Fabian Willermain and Anca Cioriciu (Egmont – The Royal Institute for International Relations)
In late June, the EU’s High Representative for Foreign Affairs and Security Policy Federica Mogherini presented the new Global Strategy on Foreign and Security Policy (EUGS) at the European Council meeting. This is already the second version because the EU’s first security strategy was introduced in 2003. Almost three months have passed since its introduction but the plan for the implementation of this document was submitted to Member States only at the end of November. Can the strategy be considered successful so far? Are its objectives being met?
Within this concept, we encounter two battalions with a varying size of their power when on standby. It is these battle groups that have been the subject of discussions for a long time. Criticism is raised particularly regarding their automatic accessibility, which is a measure for how fast they can be deployed. This debate has yielded a proposal to increase the EU’s military ambitions. The battalions could be increased by merging the two battle groups into one brigade and four battalions instead of two, which would double their power. However, in order to keep the EUGS operational, this boost would still be insufficient.
Those who think that the EUGS comes up with greater military ambitions of the EU Member States are mistaken. The aim of the EU battle groups is not their readiness to fight, but, as agreed on in 1998, their readiness to be deployed as corps (ie. 60,000 troops) of air and naval forces for a period of up to one year.
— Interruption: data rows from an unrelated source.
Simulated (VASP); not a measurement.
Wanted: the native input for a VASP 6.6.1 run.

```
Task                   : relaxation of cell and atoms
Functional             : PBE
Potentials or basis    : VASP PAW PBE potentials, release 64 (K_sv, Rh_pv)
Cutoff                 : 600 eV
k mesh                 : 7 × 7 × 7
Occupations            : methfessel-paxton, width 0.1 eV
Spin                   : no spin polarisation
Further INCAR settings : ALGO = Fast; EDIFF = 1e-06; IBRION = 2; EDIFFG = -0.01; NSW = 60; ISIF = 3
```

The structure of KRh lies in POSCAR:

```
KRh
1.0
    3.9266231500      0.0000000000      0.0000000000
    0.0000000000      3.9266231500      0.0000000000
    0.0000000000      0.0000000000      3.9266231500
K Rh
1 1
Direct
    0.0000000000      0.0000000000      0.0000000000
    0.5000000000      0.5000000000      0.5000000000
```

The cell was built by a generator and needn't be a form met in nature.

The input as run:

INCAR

Another problem, which the EU has to deal with, is the fact that Member States are not autonomous in their military strategies. This fact stems from the EU Member States’ cooperation with the UN or NATO during military operations. Obtaining this strategic autonomy is necessary, among others, also because unless European countries have demonstrated their willingness and ability to act in the military area, this can negatively influence their mutual relations with the US. There is a risk that European countries could even lose the United States as a key ally.
The Union seeks to use the EUGS as a tool to enhance the army’s strategic goals, but it foremost obliges Member States to carry out the tasks to attain these strategic goals themselves. But more questions remain unanswered: Will the EUGS lead the European nations to a greater strategic autonomy? And is it possible to achieve the EUGS’ objectives without a revision of the basic assumptions of this document?